Woodward, 88, looks back on dedicated life

Wednesday, June 17, 2009

(Photo)
Grover Collins, left, has employed Barbara Woodward for 33 years since he bought out the Lewisburg Insurance Agency, and Barbara went to work for him.
A very special person can be found at work two days a week in the back room of Collins and Miller Insurance LLC real estate and insurance office on Nashville Highway. It's Barbara Woodward, now 88 years old, who has been working in insurance since before she graduated from high school.

"There's no more people like her," says Ronald Greer. "When she leaves I don't know what I'll do!" Greer is 73 now, and met Woodward when he was 16, and trying to get insurance for his first car.

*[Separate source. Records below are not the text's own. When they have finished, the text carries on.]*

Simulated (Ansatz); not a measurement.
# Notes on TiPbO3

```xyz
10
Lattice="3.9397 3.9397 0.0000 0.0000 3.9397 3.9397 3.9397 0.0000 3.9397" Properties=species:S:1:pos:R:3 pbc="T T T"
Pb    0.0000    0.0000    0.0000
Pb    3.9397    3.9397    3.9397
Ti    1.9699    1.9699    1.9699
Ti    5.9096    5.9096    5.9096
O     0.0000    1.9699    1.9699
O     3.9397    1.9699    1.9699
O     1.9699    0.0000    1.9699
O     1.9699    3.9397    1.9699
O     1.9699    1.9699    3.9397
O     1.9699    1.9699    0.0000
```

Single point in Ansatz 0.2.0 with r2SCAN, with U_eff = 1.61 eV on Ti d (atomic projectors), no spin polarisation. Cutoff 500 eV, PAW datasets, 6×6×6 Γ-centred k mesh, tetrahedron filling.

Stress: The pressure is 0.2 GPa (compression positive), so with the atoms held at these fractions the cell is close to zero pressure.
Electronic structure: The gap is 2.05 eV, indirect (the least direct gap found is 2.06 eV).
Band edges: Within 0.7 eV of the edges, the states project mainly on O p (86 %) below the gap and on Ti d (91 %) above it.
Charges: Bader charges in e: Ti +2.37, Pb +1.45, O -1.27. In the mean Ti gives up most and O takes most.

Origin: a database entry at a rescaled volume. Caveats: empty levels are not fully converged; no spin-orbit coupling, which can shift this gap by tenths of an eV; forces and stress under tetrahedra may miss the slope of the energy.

"I was just a young black kid," explains Greer, who couldn't find car insurance until he asked Woodward. "She helped me when I couldn't help myself."

Greer rewarded Woodward with a lifetime of loyalty. She still writes all his insurance policies - house, cars, everything. "I wouldn't want no better insurance person than she is," Greer exclaims.

Woodward learned to write insurance while she was still in high school: she had an after-school job with Norris Hardison, an insurance agent here in Lewisburg. He was paralyzed, so she typed all his insurance policies, and began to learn the business that way.

Barbara met her husband, the late Paul Woodward, because he dated her older sister "a few times. Then he asked me to go and I went."

"We didn't have cars and dates like they do now," she said. "Back then most kids went places in groups. Maybe you'd walk to town and get an ice cream cone. We didn't have the money to rip and romp - we just had a good time."

After she and Paul were married in 1940, Barbara remembers parking on the square in Lewisburg on Saturday night, sitting in the car, and watching the people go by. The stores were open then because that was "when everybody came to town and did their shopping." There were also movies at the Dixie, and you could get something to eat from several different establishments around the square; you could even get "curb service" and eat in your car. On Sunday afternoons, they used to go watch a baseball team that "played out in the country."

"I've always been a baseball fan," Barbara says. "I watch a lot of TV. I'm a Braves fan, and I've enjoyed the tennis the last couple of weeks."

Paul was working in the bank when he and Barbara met, but soon the two of them were working together in the Lewisburg Insurance Agency, in the Peoples and Union Bank.

The couple had four children, a boy and three girls, and Barbara tried a couple of other jobs, away from insurance, but eventually Paul told her she had to come back to work for him, so she did.

Paul died in 1975, and it was the year after that that Grover Collins bought out the Lewisburg Insurance Agency, and Barbara went to work for him. And kept on working.

"I just like to work some," she explains. "I would get bored sitting home seven days a week. I think it helps your mind, too - I would assume it does. I like figures."

Barbara gets her ability with numbers from her father, who was a bookkeeper for a pencil company, back in the day when Lewisburg was "the pencil capital of the world."

Of course, Barbara says, the insurance business is "all together different," than when she started 70 years ago. In the old days all the calculations had to be done by hand, and all the typing was done on manual typewriters; the entire policy from beginning to end was written and processed at the insurance office.

Does she anticipate a time when she won't be working two days a week at Grover Collins?

"Yes," replies Barbara. "If I get to feeling so bad I can't come in - or if I got fired." Her arthritis is slowing her down some and she says, "I don't do much walking." Barbara avoids going where she'll have to climb stairs, and she doesn't like to drive far, which prevents her from seeing her sister in Kentucky as much as she'd like.

"I can drive good," she says. Her memories of cars stretch all the way back to pre-school days, when she remembers driving with her mother to Fayetteville in a Model T Ford to go shopping. That trip took "all day long," but, as Barbara says, "It's just fun to go out of town shopping."

Barbara says there's "not really" anything she wished for in her life that she didn't get, and the thing she's most proud of is that all her children "turned out real well." She still lives in the house on Martin Street that she and Paul bought in 1950.

Norma Aldridge of the First Farmers and Merchants Bank has known Barbara for over 50 years, and sums her up by saying, "When I think of Barbara Woodward, I think of a strong person, a dedicated family person, a loyal and generous friend...She is a great example of perseverance and inner strength."